Turbocharge Stable Diffusion Video Generation
This tutorial demonstrates how to use the pruna
package to optimize a stable diffusion video generation pipeline. We will use the stable-video-diffusion-img2vid
model as an example. Any execution times given below are measured on a A10G GPU, as this tutorial requires at least 21GB of GPU memory.
1. Loading the Stable Diffusion Video Model
First, load your stable diffusion video generation model.
[ ]:
import torch
from diffusers import StableVideoDiffusionPipeline
from diffusers.utils import load_image, export_to_video
model_id = "stabilityai/stable-video-diffusion-img2vid"

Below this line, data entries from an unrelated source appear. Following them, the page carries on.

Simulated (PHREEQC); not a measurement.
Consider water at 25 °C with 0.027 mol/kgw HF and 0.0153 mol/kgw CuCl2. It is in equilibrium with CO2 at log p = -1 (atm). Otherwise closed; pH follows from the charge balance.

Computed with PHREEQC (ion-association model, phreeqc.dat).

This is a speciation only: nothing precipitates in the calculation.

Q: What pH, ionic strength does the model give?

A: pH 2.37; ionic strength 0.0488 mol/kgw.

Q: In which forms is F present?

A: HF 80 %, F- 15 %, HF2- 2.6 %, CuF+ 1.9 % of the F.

pipe = StableVideoDiffusionPipeline.from_pretrained(model_id, torch_dtype=torch.float16, variant="fp16")
pipe = pipe.to("cuda")
2. Initializing the Smash Config
Next, initialize the smash_config.
[ ]:
from pruna import SmashConfig
# Initialize the SmashConfig
smash_config = SmashConfig()
smash_config['compilers'] = ['diffusers2']
3. Smashing the Model
Now, you can smash the model, which will take around 40 seconds. Don’t forget to replace the token by the one provided by PrunaAI.
[ ]:
from pruna import smash
# Smash the model
smashed_model = smash(
model=pipe,
token="<your-token>", # replace <your-token> with your actual token or set to None if you do not have one yet
smash_config=smash_config,
)
4. Running the Model
After the model has been compiled, we run inference for a few iterations as warm-up. This will take around 3 minutes.
[ ]:
# Load the conditioning image
image = load_image("https://huggingface.co/datasets/huggingface/documentation-images/resolve/main/diffusers/svd/rocket.png")
image = image.resize((1024, 576))
generator = torch.manual_seed(42)
[ ]:
# run some warm-up iterations
for _ in range(3):
pipe(image, decode_chunk_size=8, generator=generator).frames[0]
Finally, run the model to generate the video with accelerated inference.
[ ]:
# Save the result
frames = pipe(image, decode_chunk_size=8, generator=generator).frames[0]
export_to_video(frames, "generated.mp4", fps=7)
Wrap Up
Congratulations! You have successfully smashed a stable diffusion video generation model. You can now use the pruna
package to optimize any custom stable diffusion video generation model. The only parts that you should modify are step 1 and step 4 to fit your use case.